Sunday, October 15, 2006

Another example of the fine line between faith and foolishness

So I had an epiphany earlier this evening. And it was that my former (as of a few hours ago) next door neighbor is a tool.

I had suspected this, but I never thought much about it. And today I got burned by his toolishness.

See, my neighbor got booted by his landlord a few weeks ago, for not paying rent over a six month period. And I'm sorry for him to a degree. Having struggled with dollars and sense (that is not a typo) before, I feel for anyone who finds himself in a bind that isn't the result of willful ignorance. This guy's bind was not hard luck though. It was largely due to the fact that he didn't work and had no regular source of income, and as best I can tell - largely based on conversations with him - this apparently healthy, strapping young man made no effort to find regular work.

Anyway, my neighbor and his family have been moving out all weekend. I came home from running errands, buying waaaay too many books at a local library sale, and kickin' it with my wife Saturday afternoon and I noticed the neighbor had piled a bunch of his castoffs - an old stroller, several large, heavy, soiled dining table chairs, and some patio furniture - behind my back fence.

No big deal you say? In my city, if you have junk behind your house waiting to be picked up by the city you have to notify them by phone, so they can schedule pickup and so you don't get ticketed by city inspectors for having an undocumented safety hazard on/behind your property. You also can't put out more than a few cubic feet of junk for pick up per month. No phone notification and more than the allotted amount of junk and you will get a ticket and fine.

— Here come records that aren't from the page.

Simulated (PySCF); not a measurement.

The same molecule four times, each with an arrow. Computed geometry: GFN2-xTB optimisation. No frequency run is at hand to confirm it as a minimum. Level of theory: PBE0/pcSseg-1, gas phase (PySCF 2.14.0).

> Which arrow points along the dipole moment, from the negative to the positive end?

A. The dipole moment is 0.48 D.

So you can understand my annoyance, when I saw that the neighbor had stacked his junk on top of stuff I'd already put behind my house for pick up. His junk put me over the size limit. He didn't tell me. I know he didn't call the city and give them a heads up. And to add insult to injury he didn't place one piece of his junk behind his own home.

Now, the common sense James would have called him over and said "When you get a minute can you move this stuff over to your side, so I don't get a ticket and a fine over it?"

But the overly compassionate James felt bad, reasoned that the guy was busy enough moving out of his home and probably didn't know the city rule. So compassionate James moved the neighbor's junk over to his side without bothering the guy, and had faith that the neighbor would get the hint and not do it again.

Nice gesture right? You would get the hint if you came outside to discard more stuff and saw that your junk had been moved over to your own yard, right? You'd put two and two together and realize the neighbor was telling you to keep it off his property...for whatever reason, right?

He didn't get it.

When dummy James and dummy James' wife got home this evening - about 30 minutes ago - what do we see? A fresh pile of junk behind our house courtesy of our now former neighbor. The fresh pile included his stankin' butt-smellin' refrigerator.

So what have we learned from this experience, people? When someone demonstrates repeatedly that they are irresponsible, and they show no signs of changing or even wanting to change, do not give that person the benefit of the doubt.

Because I had faith that this clown didn't mean any harm I cleaned up after him. All I did by breaking a sweat and moving this guy's junk for him was give him another out from responsibility, give him more room - on my property, no less - to litter and get me in trouble, and create more work for myself.

My former neighbor exercised Very Bad Burnettiquette. But then so did I by being a sucker.


  • You really should learn the motto of South Florida which is "No Good Deed Goes Unpunished" (Don't even think about it-I got the bumper sticker ordered already). Again, I see your Southern upbringing coming to bear in a negative way when it comes do dealing with jackasses properly. You, as a southerner and a Black man, feel pangs when you see a fellow neighbor being cast unceremoniously into the street with wailing family in tow. You harken back to this anectdotal time when we would have taken each other in and cared for one another had something so dire occurred on our very street. You long for the days where a community could pull together and save one of its members (cue violins and idyllic pastoral scenes rife with cherubim). But wake up, son, this ain't OZ and you ain't never been Dorothy.

    First off, he's getting evicted for non-payment of rent, so you should feel glad. That means he won't be back, even if he comes up with the money. You did right by not adding insult to injury and offering to help him move his sh*t out of the home and away from your life. But your obligation to be neighborly stopped right there.

    From the sounds of it, this evicted former neighbor (which, by the way, dissolves the obligation to be neighborly) got what he deserved. He didn't work, pay the bills and was a pain in the ass to live next door to. Good riddance. The fact that he never took hints on how to live in Miami seem to be a recurring theme in the guy's life. He never took the hint that he should pay rent, he never took the hint that he should get a job -- you see where I'm going here.

    The last thing you should feel here is guilt. Maybe you say, If I'd only paid more attention/Helped the fella out...
    The eviction was the only voice this dude would listen to, so don't interfere with the lesson this young man is getting. He obviously needs it desperately. Let's just hop he doesn't come back to get his stuff, find it hauled away, and decide your house may contain some of the very things he's seeking.

    By Anonymous Big Daddy, at 3:35 PM  

  • Sheesh, BD! I didn't feel that kind of guilt. I felt one small pang, and that was because I didn't think it would be nice to stop this deadbeat in the midst of his moving his things out and ask him to take a moment to clear his junk off of my rear swale. That was it. No other guilt. I said from the beginning good riddance. My only regret in retrospect (as I stated in my post) was that I felt even a single pang of guilt. I should have told him immediately "Hey, when you're done moving your stuff you need to move this stuff off my space and back onto yours."